Quantization of quasi-Lie bialgebras

TL;DR

This paper develops a method to quantize quasi-Lie bialgebras, establishing a correspondence with Lie bialgebra quantizations and proving key acyclicity properties of related complexes.

Contribution

It introduces a construction of quantization functors for quasi-Lie bialgebras and proves their compatibility with twists, extending previous results for Lie bialgebras.

Findings

Established a bijection between quantization functors of quasi-Lie and Lie bialgebras.

Proved acyclicity of a complex related to free Lie algebras.

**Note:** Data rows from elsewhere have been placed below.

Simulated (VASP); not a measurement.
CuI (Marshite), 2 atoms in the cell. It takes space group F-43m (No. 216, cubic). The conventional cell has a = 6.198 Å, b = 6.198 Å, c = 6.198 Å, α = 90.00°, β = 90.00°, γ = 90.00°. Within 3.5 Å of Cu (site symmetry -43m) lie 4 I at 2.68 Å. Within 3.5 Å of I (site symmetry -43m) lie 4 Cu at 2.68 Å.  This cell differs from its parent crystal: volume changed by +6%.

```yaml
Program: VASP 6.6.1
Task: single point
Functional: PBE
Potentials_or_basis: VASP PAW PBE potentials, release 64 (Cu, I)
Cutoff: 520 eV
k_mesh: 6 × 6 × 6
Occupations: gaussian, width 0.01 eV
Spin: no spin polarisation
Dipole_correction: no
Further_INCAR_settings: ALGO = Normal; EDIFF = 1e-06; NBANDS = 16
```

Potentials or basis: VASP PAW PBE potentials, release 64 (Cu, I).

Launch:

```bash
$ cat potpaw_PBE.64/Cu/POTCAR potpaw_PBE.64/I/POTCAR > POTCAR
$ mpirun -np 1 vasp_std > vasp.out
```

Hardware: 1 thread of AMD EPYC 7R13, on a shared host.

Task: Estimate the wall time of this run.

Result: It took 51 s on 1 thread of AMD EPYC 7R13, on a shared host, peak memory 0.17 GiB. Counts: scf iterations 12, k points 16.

Demonstrated compatibility of quantization functors with twists.

Abstract

We construct quantization functors of quasi-Lie bialgebras. We establish a bijection between this set of quantization functors, modulo equivalence and twist equivalence, and the set of quantization functors of Lie bialgebras, modulo equivalence. This is based on the acyclicity of the kernel of the natural morphism from the universal deformation complex of quasi-Lie bialgebras to that of Lie bialgebras. The proof of this acyclicity consists in several steps, ending up in the acyclicity of a complex related to free Lie algebras, namely, the universal version of the Lie algebra cohomology complex of a Lie algebra in its enveloping algebra, viewed as the left regular module. Using the same arguments, we also prove the compatibility of quantization functors of quasi-Lie bialgebras with twists, which allows us to recover our earlier results on compatibility of quantization functors with twists in the case of Lie bialgebras.